Friday, August 14, 2009

The trouble with poethics

I really have trouble with poethics. In fact, I think one of the most beautiful, free and expansive ideas about art is that it — unlike just about everything else in our culture — doesn’t have to partake in an ethical discourse. As a matter of fact, if it wants to, it can take an unethical stance and test what it means to be that without having to endure the consequences of real world investigations. I find this to be enormously powerful and liberating and worth fighting for. Where else can this exist in our culture? -- Kenny Goldsmith

Plainly the only problem is to avoid that love of lost-identity which drives so many clever people to hold difficult points of view - by difficult I mean big, hungry, religious points of view which absorb their personality. I for one am resolved to mind or not mind only to the degree where my point of view is no larger than myself. I can thus have a great number of points of view, like fingers, and which I can treat as I treat the fingers of my hand... It is all indeed, I admit, rather horrible. But if I remain a person instead of becoming a point of view, I have no contact with horror. -- Laura Riding

I can't get rid of the idea that we demand less and less of poetry. Just a nudge or a sting to our imagination and thought. For this you don't need more than a few words. Sometimes entire long poems pass through us like air. We rush to the final pont, to the conclusion. All of it results from a shortening of the inner time of art, perhaps also of man. -- Anna Kamienska

[from her notebooks, in Astonishments: Selected Poems of Anna Kamienska, ed. and trans. Grazyna Drabik & David Curzon; more of her notebooks, translated by Clare Cavanagh, will appear in an upcoming issue of

We can set our own standard for quality and stick to it. We can demand to know the true costs of what we buy, and refuse to allow them to be externalized, We can enforce sustainability, minimize disposability, and insist on transparency. We can rekindle our acquaintance with craftsmanship. We can choose to buy or not, choose to bargain or not, and choose to follow our hearts or not, unencumbered by the anxiety of that someone somewhere is getting a 'better deal." -- Ellen Ruppel Shell

[Shell is talking about cheap shoes, not about poetry, alas; from her book, Cheap: The High Cost of Discount Culture, in which she asks, "What are we really buying when we insist on getting stuff as cheaply as possible?" The answer, as paraphrased on Boing Boing: a low-quality food supply, a ruined economy, a polluted environment, low wages, a shoddy educational system, deserted town centers, ballooning personal debt, and the loss of craftsmanship.]


Jim Murdoch said...

I have to say I have struggled to find a definition of poethics that I could understand. The best I could come up with is this:

[Poethics is] what we make of events as we use language in the present, how we continuously create an ethos of the way in which events are understood. (from Joan Retallack's, 'Essay as Wager')

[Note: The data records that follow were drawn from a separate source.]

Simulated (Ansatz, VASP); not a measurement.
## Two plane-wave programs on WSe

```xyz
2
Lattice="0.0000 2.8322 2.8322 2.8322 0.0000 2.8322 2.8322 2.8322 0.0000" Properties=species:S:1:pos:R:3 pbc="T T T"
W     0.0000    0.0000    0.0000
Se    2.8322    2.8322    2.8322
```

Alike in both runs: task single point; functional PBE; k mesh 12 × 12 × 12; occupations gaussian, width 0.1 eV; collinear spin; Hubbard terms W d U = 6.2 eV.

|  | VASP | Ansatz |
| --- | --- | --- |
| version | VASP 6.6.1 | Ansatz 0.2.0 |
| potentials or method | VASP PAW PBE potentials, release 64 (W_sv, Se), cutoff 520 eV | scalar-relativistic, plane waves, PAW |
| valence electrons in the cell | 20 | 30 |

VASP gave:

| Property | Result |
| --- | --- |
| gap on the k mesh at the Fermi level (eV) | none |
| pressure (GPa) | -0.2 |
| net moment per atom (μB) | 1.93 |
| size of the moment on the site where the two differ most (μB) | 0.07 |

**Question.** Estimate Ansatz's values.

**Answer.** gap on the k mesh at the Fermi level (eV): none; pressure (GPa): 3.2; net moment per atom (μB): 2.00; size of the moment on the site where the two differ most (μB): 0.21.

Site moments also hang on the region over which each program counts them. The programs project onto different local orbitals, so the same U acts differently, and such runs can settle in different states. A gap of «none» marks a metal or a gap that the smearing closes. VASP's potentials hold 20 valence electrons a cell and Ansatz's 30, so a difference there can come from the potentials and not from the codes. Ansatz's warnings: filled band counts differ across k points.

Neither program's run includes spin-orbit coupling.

I suppose it's fair to say that a person's ethics do change in life although not normally as radically as their taste in, say, clothes but a poem is a fixed point in time, assuming that we're applying poethics purely to poetry for the moment, and so it is an ethical (or possibly unethical) snapshot of how the poet felt – or what he wanted to communicate – at that moment.

We understand ethics linguistically because that's what everything in our modern world gets reduced to, words; they are our lowest common denominator. I'm sure some ethnolinguistist would have some thoughts about if ethics can exist apart from language but I'm already way over my head on this comment so I think I'll stop there. The word just fascinated me and I had to know more.

J.H. Stotts said...

it seems to me what we need is a codex ex ethics, not of. what else is poetry but cultural synthesis by means of rejection? a logic of poetics is to ethics like superman is to mensch.